Food grade: French toast & bacon

Food grade: French toast & bacon

French toast ($3.79) and bacon ($1.25)

As we near the end of the semester, the more dedicated students among us will be spending more and more time on campus, perhaps even to the point that we feel like we are living here. It is only fitting then, that Food Grade visits the breakfast menu. Breakfast at the Skyline Café includes the typical eggs any-style and sides, pre-made breakfast burritos, customizable egg (not Mc) Muffins, and French toast.

It seems unfair to critique eggs on a plate, or a pre-made burrito, or even the now universal egg (copyright infringement) McMuffin. This evening’s fast was broken with squishy, fried bread.

There are many variations on French toast. Historically, what we in the States call French toast is not even a French dish. Like French fries, we’ve simply added the Franco qualifier to make salty, tough, guilty pleasures sound fancy. From savage Visigoths salvaging stale bread, to crack-head cartoon pastry chefs pitching razor-sharp frosted cereal, many parts of the world have developed their own variation on this double-cooked delight. None of the more famous varietals, ironically, are French.

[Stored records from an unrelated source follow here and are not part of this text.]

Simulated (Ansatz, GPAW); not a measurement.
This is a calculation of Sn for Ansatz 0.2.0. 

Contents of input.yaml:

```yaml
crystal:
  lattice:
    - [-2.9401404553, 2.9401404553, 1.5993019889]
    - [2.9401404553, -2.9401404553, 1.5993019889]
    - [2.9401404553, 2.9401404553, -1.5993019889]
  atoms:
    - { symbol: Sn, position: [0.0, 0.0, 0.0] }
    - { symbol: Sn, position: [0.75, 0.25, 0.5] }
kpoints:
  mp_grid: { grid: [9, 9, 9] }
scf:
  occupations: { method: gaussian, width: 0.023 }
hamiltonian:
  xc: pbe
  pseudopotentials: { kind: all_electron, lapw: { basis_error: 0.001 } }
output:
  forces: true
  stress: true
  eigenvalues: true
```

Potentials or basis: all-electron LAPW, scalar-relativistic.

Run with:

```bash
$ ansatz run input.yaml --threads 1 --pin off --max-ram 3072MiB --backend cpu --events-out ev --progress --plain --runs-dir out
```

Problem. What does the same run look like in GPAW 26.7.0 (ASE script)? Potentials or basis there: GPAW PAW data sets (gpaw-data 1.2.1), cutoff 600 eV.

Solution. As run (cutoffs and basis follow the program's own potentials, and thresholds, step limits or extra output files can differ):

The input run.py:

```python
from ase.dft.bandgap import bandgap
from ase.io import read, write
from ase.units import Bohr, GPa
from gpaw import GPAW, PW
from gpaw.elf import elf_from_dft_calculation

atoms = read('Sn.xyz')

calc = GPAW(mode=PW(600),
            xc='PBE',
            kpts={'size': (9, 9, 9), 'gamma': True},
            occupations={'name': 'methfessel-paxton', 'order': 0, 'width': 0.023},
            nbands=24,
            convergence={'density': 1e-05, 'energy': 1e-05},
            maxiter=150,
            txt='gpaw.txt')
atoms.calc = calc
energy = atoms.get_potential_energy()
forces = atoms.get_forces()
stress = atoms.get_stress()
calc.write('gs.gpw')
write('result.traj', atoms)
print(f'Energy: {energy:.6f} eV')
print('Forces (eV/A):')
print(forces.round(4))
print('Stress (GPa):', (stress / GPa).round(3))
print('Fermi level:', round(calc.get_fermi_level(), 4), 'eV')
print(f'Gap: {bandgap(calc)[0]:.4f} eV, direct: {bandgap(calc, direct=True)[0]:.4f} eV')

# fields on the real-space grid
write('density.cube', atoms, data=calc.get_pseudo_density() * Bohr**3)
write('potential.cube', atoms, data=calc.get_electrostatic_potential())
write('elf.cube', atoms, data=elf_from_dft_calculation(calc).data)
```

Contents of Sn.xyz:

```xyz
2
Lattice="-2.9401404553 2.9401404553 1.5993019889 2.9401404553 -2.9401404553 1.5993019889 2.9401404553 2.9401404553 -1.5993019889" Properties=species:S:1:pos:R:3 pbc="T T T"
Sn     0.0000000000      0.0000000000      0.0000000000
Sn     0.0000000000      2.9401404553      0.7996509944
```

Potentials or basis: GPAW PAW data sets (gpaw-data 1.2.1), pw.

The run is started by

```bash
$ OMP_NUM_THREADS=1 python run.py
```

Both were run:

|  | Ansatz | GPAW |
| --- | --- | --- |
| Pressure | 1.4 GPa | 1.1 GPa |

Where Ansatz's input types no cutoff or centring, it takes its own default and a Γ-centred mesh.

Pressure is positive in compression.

If you expected this history of reanimated Franken-bread to lead to Skyline Café’s unique take on the dish, you were mistaken. The Skyline Café is sticking with basic American roadside diner French toast, and that’s OK.

It’s pretty straight-forward stuff. Thickly sliced white bread soaked in egg batter and griddle-fried. The bacon has been resting all morning under the heat lamp incubator, but bacon is bacon. As long as it’s made out of pig, it’s hard to make too much of a mess out of it.

The toast itself was surprisingly fine. Thankfully they avoided the original recipe of rock-hard bread soaked in milk until it eats like a soup or futuristic nutrient gruel. I’m also grateful they steered clear of the newly popular Hong Kong style, which is dunked in the fry-o-lator until it eats more like a carnival Twinkie, or a crusty sponge – good in its own way, but a disappointment if you’re expecting Franco-American toast.

With such a brunchy food on the plate, the glass called for a brunch cocktail, and there are only two. Mimosas are for cougars. The bloody mary is the morning cocktail for people bold enough to eat at the Skyline Café first thing in the morning. The bloody mary has been called the most complex cocktail recipe there is, however. It’s a difficult drink to carry and assemble on the go. Lucky for café patrons, everything you need is right there in the salad bar (save for the vodka, of course). Salt, pepper, Tabasco, ketchup, balsamic vinegar (substituting for Worcester sauce), a tiny splash of juice from the mandarin orange bowl, and a few stray veggies for garnish and you are a few shots of Stoli away from a poor man’s bloody mary. Let’s call it the Bloody Trojan.

Brunch and drinks: B. Good enough to get the job done.

Disclaimer, the writer of this column want to keep themselves anonymous for the sake of keeping the reviews unbiased and fair.